Resolved: Cons: handling dataset with imbalance cases
Is it true that Decision Tree cannot handle dataset with imbalance cases? Say I have a dataset where "default" is my outcome variable where yes=1 and no=0. However, I have 95% of the cases in 0 and only 5% in 1. I tried to build a DT, but got nothing out of it. How do I solve this problem? Many thanks.
Hi,
Unfortunately, yes.
You have arrived at the age old problem in ML classification problems - unbalanced datasets. This problem is not specific to decision trees, but pretty much every classification algorithm struggles with it. There are some tricks that can help you build a better model, but there is no one size fits all technique, it all depends on your particular dataset.

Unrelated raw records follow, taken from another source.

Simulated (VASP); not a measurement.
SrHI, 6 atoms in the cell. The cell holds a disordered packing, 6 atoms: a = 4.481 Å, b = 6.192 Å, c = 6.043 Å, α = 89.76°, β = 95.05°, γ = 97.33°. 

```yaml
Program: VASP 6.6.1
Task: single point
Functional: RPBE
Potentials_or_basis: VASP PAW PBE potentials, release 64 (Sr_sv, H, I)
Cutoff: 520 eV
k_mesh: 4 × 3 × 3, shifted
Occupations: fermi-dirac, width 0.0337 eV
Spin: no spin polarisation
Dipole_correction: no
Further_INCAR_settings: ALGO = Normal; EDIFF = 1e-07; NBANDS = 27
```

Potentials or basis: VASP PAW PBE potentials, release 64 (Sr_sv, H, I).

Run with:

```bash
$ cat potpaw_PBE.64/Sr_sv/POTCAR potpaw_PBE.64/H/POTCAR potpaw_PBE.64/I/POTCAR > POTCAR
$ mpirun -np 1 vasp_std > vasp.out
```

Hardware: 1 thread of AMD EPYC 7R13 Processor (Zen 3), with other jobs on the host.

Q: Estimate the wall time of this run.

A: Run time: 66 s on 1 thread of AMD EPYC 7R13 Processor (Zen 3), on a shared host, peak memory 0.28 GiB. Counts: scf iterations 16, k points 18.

As a starting point, you can adjust the weights of your classes, in order to put more emphasize on the smaller one.
This can be done through class_weight
parameter. You can either set the weights manually, like this {0:1, 1:N}
(so, the class '1' will be N times more important); or leave that to be done automatically by sklearn with "balanced"
. You can (and should) read more about this parameter here https://scikit-learn.org/stable/modules/generated/sklearn.tree.DecisionTreeClassifier.html
As a side note, this stack exchange answer is pretty well written and gives you more ideas about different approaches you can take: https://stats.stackexchange.com/a/28054
Hope this helps!
Best,
Nikola, 365 team
Thanks!